I teased out strands to make the wool bracelet that
would remind me of this day in the barn. Remind me how tired I was from chasing
turkeys down a hill when they escaped, how my arms ached from shuttling buckets
of grain and water to the broiler chickens in a far off pasture ringed with
oaks and maples, how my mind kept spinning with all the different kinds of
grass and feed and fowl and four-leggeds to know. How farming is hard and dirty
and wonderful. How it is the most necessary skill in the world right now. How
much has been forgotten, how much is rooted in remembering.
November. A month has gone by and the wool now on my wrist, spun between my fingers into a long line of dirty white, reminds me of these actions and ideas. It is stretched out and dirtier, soaked with rain of the Northwest and flecked with soil from the garden. It has grown thin in parts.
As I pull off sweater after sweater, it breaks with
the friction of fiber on fiber on skin. I am startled at my sudden anxiety as I
hold the once-circle-now-line in my palm. I wonder if I will remember laughing
hysterically as we chased turkeys down a hill on an autumn afternoon. I wonder if I can trust my
brain to remember anything without visual cues. I wonder if it means that the
relationship that helped to weave this circle together is somehow damaged,
broken, as if this wool is tied with fate.

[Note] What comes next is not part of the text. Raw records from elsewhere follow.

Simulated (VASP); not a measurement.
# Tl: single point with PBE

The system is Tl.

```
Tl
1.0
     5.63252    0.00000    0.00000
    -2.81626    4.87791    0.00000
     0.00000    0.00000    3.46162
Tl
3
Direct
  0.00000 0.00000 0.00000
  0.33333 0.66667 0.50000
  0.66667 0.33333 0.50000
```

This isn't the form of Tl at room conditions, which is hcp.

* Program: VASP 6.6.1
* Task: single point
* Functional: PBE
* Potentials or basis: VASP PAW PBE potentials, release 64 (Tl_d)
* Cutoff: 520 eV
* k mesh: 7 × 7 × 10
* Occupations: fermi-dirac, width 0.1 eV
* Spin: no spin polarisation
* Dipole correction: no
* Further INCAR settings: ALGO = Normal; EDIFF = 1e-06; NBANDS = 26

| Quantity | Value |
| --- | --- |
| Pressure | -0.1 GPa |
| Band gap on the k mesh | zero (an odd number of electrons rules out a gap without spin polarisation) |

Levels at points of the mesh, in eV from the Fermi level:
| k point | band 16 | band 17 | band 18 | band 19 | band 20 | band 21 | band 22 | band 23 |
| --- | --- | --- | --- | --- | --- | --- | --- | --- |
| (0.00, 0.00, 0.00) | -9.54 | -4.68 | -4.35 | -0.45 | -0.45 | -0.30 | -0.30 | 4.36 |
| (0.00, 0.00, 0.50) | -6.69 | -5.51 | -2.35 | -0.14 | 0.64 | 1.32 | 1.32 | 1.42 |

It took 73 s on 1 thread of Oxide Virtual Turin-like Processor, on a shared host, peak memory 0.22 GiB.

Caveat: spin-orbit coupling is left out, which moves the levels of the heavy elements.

What happens when there are so many bunches and knots that
the bracelet is no longer a bracelet because it is too broken and knotted and
thick to fit around a wrist? It becomes a ring. A promise wrapped several times
around (other) flesh and bone to become something new. A something that will
always fit, a something that can always be connected, tied, mended over and
over.
This is what we do. This is what we are: knotted and tangled and worn thin
in places and always able to wrap ourselves around what we love, what loves us,
and go on as a something old and new.